Collins: a slippery report

The “interim report” from Ray Collins, presented to Labour Party conference on 22 September, emphasises the role played by trade unions in founding the Labour Party.

It says that the federal structure of the Labour Party “should remain”. It promises an ongoing “collective engagement” and “collective relationship” between affiliated unions and the party.

It says that if the Labour-union link did not exist, then it would be necessary to invent it.

It suggests that the scheme to have trade unionists “opt in”, floated by Ed Miliband on 9 July, should mean individuals opting to gain “additional rights”, or even an effort “to convert as many as possible of the levy-payers of affiliated unions into individual membership of our party”.

It states that “this individual relationship with trade union members” should not “damage the collective relationship and the institutional links between the party and the union organisations”.

Those who want to wreck Labour’s union link are not confident. Serious damage to the link – considered by many Labour leftists in July to be a near-certainty, something they disliked but couldn’t stop – can be prevented if the new Defend The Link campaign does its work well.

But the report is slippery. Without a strong campaign, serious damage is still likely.

Collins’s language is pointedly vague. He refers to the Labour Party as “an alliance of individuals and organisations”, using the vague word “alliance” instead of “federation”. He writes about “collective engagement”, but not specifically affiliation.

The style of the report is bizarre.

“Ed wants to … Ed’s intention is … because Ed has said … that is why Ed has said … Ed has now said … Ed wants … Ed has underlined … Ed has proposed … Ed has asked for … Ed has stressed … I want to hear your views on how we meet Ed’s objective “.

It is as if Ed Miliband is a god. His wishes cannot be questioned. Common mortals can have “views on how we meet Ed’s objective”, but not objectives of our own.

Collins’s report was supposedly based on responses by party members and affiliated organisations.

In fact, the report gives no information about the feedback received. This is particularly ironic in the light of the report’s opening page:

“We must go further in letting ordinary people back into our politics …”

This contrast between the promise of a greater say for “ordinary people” and an exclusive focus on what the party leader has to say reflects a more fundamental contradiction in the report.

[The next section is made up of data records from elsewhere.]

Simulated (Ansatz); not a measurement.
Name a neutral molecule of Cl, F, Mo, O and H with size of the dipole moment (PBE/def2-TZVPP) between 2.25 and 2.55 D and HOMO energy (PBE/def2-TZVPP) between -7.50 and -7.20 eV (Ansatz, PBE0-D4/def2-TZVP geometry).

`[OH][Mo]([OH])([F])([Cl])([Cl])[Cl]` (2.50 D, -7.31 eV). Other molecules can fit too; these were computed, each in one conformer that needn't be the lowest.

Any literal requirement for trade unionists explicitly to “opt in” in order to be affiliated suggests that the “default” status for all trade unionists is to be “opted out”, and thus cuts at the principle of collective decision-making (and collective affiliation) by trade unions.

If Miliband or Collins were proposing solid measures to encourage trade unionists to join as individuals – a clear Labour policy against cuts, or to compel bosses to pay a living wage, for example – then that would be good. If they were even proposing reduced membership fees to encourage new members, that would be positive.

But the report’s support for primaries to select Labour candidates cuts across both collective input by trade unions and the rights of individual party members.

Primaries would mean non-party-members having a greater say in the selection of candidates than affiliated organisations and individual members.

The report is full of praise for collective involvement by trade unions in the Labour Party. But on the other hand it slyly suggests specific plans which would undermine that collective involvement – and presents those plans, not as items for discussion, but as unquestionable since they are “What Ed Wants”.

The ‘interim consultation’ was meant to usher in a ‘major consultation exercise’. But the report simply rubber-stamps Miliband’s idea and invites further submissions about how it should be implemented, as opposed to whether it should be implemented.

The most revealing sentence in the report reads:

“The changes will be put to a special conference this spring because Ed has said he wants them agreed well before the General Election. They will then take time to implement as we manage the organisational and financial implications.”

Worrying for the future is the report’s hint that “we need to consider the consequences for other party structures including conference and the rules for electing leaders” after the category of opted-in affiliated member has been created.

Many Labour right-wingers want a drastic reduction in the trade unions’ share of the vote at party conference and in leadership elections.

If they can point to a number of “opted-in” trade unionists much smaller than the three million “not-opted-out” at present, then their demands will gather weight.